For instance, last winter we fell all over ourselves praising the Marlins and Angels for their talent haul. Albert Pujols and C.J. Wilson signed contracts totaling $317 million with the Angels, and we were ready to hand them the World Series trophy.
The Marlins made big, splashy moves, committing $201 million to Ozzie Guillen, Jose Reyes, Heath Bell and Mark Buehrle in the span of a few days. Those of us who've experienced a World Series in South Florida looked forward to another.
A year earlier, we'd done the same thing with the Red Sox when they landed Adrian Gonzalez and Carl Crawford for the tidy sum of $296 million.
We looked at those three clubs and saw all that talent and figured, hey, print the playoff tickets. The only thing is -- and this is such a minor little thing it's hardly worth mentioning -- we couldn't have been more wrong.
The 2011 Red Sox didn't make the playoffs. Neither did the 2012 Angels and Marlins.
We got so caught up in the headline-grabbing signings that we forgot that championship rosters aren't built with a sledgehammer. They're constructed with an idea of how the pieces will fit together.
Look, talent is important. If someone says otherwise, they're not the sharpest tool in the shed. Winning championships will always begin with talent. Pablo Sandoval and Matt Cain. Ryan Vogelsong and Buster Posey.

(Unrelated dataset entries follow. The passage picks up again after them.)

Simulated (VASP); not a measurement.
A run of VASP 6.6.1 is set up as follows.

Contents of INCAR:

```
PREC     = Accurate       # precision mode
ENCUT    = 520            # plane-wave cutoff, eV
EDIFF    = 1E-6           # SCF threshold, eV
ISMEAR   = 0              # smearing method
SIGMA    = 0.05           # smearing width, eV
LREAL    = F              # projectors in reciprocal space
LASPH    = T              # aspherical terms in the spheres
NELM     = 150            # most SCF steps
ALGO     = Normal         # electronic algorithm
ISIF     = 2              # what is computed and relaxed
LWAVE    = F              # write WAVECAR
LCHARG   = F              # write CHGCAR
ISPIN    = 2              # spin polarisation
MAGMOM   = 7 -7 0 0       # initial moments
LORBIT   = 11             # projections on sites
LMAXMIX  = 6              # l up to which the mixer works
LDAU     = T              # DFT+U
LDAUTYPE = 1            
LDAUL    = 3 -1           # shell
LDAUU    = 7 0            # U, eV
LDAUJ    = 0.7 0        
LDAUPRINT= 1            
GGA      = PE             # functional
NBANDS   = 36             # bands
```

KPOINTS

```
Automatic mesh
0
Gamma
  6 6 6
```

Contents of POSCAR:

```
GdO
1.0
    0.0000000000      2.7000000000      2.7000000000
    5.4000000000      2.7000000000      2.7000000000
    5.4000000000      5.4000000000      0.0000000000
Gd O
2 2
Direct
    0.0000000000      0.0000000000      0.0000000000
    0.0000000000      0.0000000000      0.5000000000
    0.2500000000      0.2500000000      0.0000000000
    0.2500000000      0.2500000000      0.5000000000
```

The Yankees didn't win those five championships just because Derek Jeter, Andy Pettitte and Mariano Rivera are great clubhouse guys. They are, though, and it does matter.
But their clubhouse presence is significantly less important if they're not also among the greatest Yankees ever.
Yes, the Angels, Marlins and Red Sox added huge, talented building blocks the last two offseasons, so it was easy to see them on the threshold of a dream.
But championship clubs are so much more than that. When you look back on the Yankees, you also appreciate the contributions of Scott Brosius, Chad Curtis, Jim Leyritz and a bunch of guys who got fewer headlines.
Winning championships is about having players who understand and accept their roles, about having players who are willing to put winning above individual accomplishments.
Raise your hand if you understood the impact Angel Pagan would have on the San Francisco Giants.
The Giants won because they had a terrific foundation of pitching and because they had stars in the middle of their lineup.
They also won because they had other, less obvious things. They had a future Hall of Famer filling out the lineup card.
Bruce Bochy has the gift of making players understand and accept their roles. He's also better at handling a bullpen than almost anyone.
The Giants were greater than simply the sum of their parts. That's a cliche, but it's also true.
When Giants general manager Brian Sabean acquired Pagan, Marco Scutaro, Hunter Pence, Gregor Blanco and Ryan Theriot, very few people praised his genius.
That's because it was tough to see a whole when dissecting the individual parts. The Giants had chemistry to go with that talent. They played hard every single day.
When they fell into an 0-2 hole against the Reds, they never blinked. They rallied one another and looked only at the small picture, which was winning Game 3.
Likewise, the 2011 Cardinals won because of Albert Pujols and Chris Carpenter. But they also won because of Daniel Descalso, David Freese and Marc Rzepczynski.
Keep Descalso and Rezepczynski in mind this winter as teams collect the biggest names -- Michael Bourn, Josh Hamilton, Zack Grienke and B.J. Upton. Applaud those teams for getting better. Go ahead and give them the coveted offseason awards.
But don't forget that there's more to winning a championship. Championship teams are built of pieces of this and that, all of it coming together at exactly the right time in exactly the right way.
That whole complex formula gets lost at times as the big-ticket names move from here to there. They make teams better, but they may not decide a championship.